Real estate: Housing recovery gains speed
The housing market’s rebound is gaining momentum, said Alex Kowalski and Prashant Gopal in Bloomberg.com. New home construction surged 15 percent in September to its highest level since July 2008, a rise that could help boost job creation and economic growth. House prices also jumped 1.3 percent in the third quarter, the largest gain since 2006. Though existing-home sales dipped slightly in September from August, year-over-year sales increased for the 15th consecutive month. These figures offer clear evidence that the housing industry is “in the midst of a recovery,” said Larry Sorsby of New Jersey–based homebuilder Hovnanian Enterprises.

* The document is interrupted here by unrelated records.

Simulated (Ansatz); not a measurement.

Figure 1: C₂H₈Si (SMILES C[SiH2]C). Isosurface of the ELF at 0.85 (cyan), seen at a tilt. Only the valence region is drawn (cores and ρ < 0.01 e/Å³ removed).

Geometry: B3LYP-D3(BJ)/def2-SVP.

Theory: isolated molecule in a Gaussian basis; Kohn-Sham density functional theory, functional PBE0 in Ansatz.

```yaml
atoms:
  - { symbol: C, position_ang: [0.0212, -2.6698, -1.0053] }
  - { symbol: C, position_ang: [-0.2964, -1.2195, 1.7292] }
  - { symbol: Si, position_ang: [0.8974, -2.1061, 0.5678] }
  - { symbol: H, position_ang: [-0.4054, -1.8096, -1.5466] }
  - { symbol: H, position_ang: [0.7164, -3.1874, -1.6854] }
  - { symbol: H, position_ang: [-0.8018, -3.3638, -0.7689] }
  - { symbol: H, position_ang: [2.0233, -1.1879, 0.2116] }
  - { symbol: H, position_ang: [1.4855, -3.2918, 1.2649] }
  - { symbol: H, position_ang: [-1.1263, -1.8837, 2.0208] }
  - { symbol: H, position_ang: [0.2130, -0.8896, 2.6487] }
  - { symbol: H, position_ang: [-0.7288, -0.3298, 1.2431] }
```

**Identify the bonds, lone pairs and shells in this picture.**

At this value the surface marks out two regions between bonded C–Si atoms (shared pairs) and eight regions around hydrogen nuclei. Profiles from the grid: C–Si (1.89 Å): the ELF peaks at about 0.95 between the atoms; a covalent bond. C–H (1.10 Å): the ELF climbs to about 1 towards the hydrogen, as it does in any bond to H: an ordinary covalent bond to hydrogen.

“Whether the worst is truly over” is anyone’s guess, said Neil Irwin in The Washington Post. But the latest figures on prices, sales, and construction activity are the “most solid evidence yet that the improvement is for real.” If the trends suggested by September’s numbers continue, the economy as a whole could get a much-needed shot in the arm from a resurgent housing market. A rise in residential investment from its recent level of 2.4 percent of GDP to the 4.1 percent average of the pre-bubble 1990s would add $262 billion in annual economic activity—“enough to finally put people back to work in a meaningful way.”
Markets: A dive on weak earnings reports
A slew of underwhelming corporate earnings reports this week rattled investors, sending markets sharply down, said Christina Rexrode in the Associated Press. Revenue fell at a number of blue-chip companies, including DuPont, 3M, UPS, and Xerox, signaling that the global “economy is far from healed, and that demand is weaker than a year ago.” The rest of the year may hold more bad news: Since July, 29 companies in the S&P 500 have updated their predictions for the fourth quarter; 23 have lowered their forecasts, while none expect results to improve.
Tech: Apple unveils iPad Mini
Apple debuted a smaller, cheaper version of its blockbuster iPad this week, in a bid to better compete with tablet rivals, said Poornima Gupta and Noel Randewich in Reuters.com. The 7.9-inch iPad Mini weighs less than a pound and is priced as low as $329. Apple initially resisted designing a smaller tablet, but the popularity of Amazon’s Kindle Fire and Google’s Nexus 7, which sell for $199, has proven that “demand for a pocket-sized slate exists.” All three companies are now “vying to get their devices on shopping lists” for the holiday season.
Media: Newsweek quits print
After 79 years chronicling American life and global events, Newsweek will shutter its print edition at the end of the year, said David Folkenflik in NPR.org. The magazine’s 1.5 million subscribers—a 50 percent decrease since 2005—will be given access to a new, subscription-based digital publication called Newsweek Global. The announcement was a “bow to gravity” from editor Tina Brown, whose “unique blend of buzz and brio proved incapable of counteracting Newsweek’s plummeting circulation and advertising amid an accelerating news cycle.”
Companies: Google struggles with mobile ads
Google is finding it harder to make money in the mobile world, said Claire Cain Miller in The New York Times. The price that advertisers paid Google per ad click fell for the fourth consecutive quarter, driven by the shift to cheaper mobile ads, according to the company’s “disappointing earnings report” last week. Overall, Google’s profits for the third quarter fell 20 percent from a year earlier. Those results, plus the inadvertent release of the earnings several hours early, caused the stock to drop 8 percent last week before trading was halted.